It ain’t 9-5 that’s for sure.
Ever noticed that when some people say ‘just a minute’ they actually mean more like 10 or 20 minutes? My Mum used to tell me that when she said ‘just a minute‘ that it meant a ‘nurses minute’ which is actually closer to half an hour. So, growing up, I got used to just doing something else till Mum could come help / listen / watch whatever it was I wanted her to do.
These days I’m on ‘toddler time’ which essentially breaks down like this:
- When I want to do something / go somewhere, I need to wait till Little P is good and ready to go, otherwise I wind up having to not only carry her, but her little friends, blanket, book etc., just to get her out the door and on our way
- When Little P wants to do something / go somewhere, I can’t move quick enough
It’s not all bad though – most of the time, when she wants to do something, it’s usually something I want to do as well (hey, who doesn’t like coloring in the Princesses with only a red crayon?)

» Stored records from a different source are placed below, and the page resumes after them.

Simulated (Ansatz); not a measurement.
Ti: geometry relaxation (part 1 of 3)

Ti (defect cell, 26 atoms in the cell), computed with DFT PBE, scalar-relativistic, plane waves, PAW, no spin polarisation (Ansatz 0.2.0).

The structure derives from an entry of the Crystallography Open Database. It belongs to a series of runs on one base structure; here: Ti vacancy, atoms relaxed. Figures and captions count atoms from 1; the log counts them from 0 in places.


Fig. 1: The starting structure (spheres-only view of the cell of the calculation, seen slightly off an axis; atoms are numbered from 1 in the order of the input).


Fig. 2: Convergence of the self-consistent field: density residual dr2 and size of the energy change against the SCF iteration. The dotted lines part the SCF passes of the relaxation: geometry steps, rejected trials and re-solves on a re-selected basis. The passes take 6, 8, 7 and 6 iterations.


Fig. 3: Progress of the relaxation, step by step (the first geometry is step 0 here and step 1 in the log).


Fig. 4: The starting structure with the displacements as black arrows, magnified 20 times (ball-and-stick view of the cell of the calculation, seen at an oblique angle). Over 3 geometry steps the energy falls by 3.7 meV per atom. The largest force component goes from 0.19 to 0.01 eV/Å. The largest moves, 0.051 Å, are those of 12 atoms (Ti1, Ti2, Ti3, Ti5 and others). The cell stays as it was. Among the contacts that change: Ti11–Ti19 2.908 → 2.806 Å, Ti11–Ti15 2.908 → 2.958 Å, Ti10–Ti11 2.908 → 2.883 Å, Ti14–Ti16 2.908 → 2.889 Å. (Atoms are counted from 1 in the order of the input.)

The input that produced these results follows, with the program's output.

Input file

But there are days when it’s really down to a battle of wills. I need to get going, and she needs to do everything BUT accommodate Mommy. These are the days when she will insist on changing four times, on having to brush her teeth multiple times, when she just has to have more yogurt (even though I know damn well she’s not hungry) and when she will go down the stairs like molasses – really, really, slowly.
It’s usually on these days when I am inevitably running behind schedule, and I need Little P to pick up the pace, double time. And it’s usually on these days when she’s likely to go into major melt down mode because I’m not paying attention to whatever it is that she’s doing with her doll / toy / book right at that very moment. And it’s on these days when I just need to stop, take a deep breath and realize that, for a while, I am going to be working on her schedule, not the other way around. And that I really should not only just accept that simple fact, but that I should embrace it, cherish it, enjoy it.
Because, before too long, Mommy is not going to be the one she wants to be around all the time. There will be friends who are going to be way more interesting than me, and it will be I who will be asking her to stop and spend some time with me.
And since the world won’t stop spinning if I’m fifteen minutes late to work, I think I might just take that extra moment to read just one more story, have tea with Violet and Rapunzel and let my baby girl be my baby girl… for just a moment longer.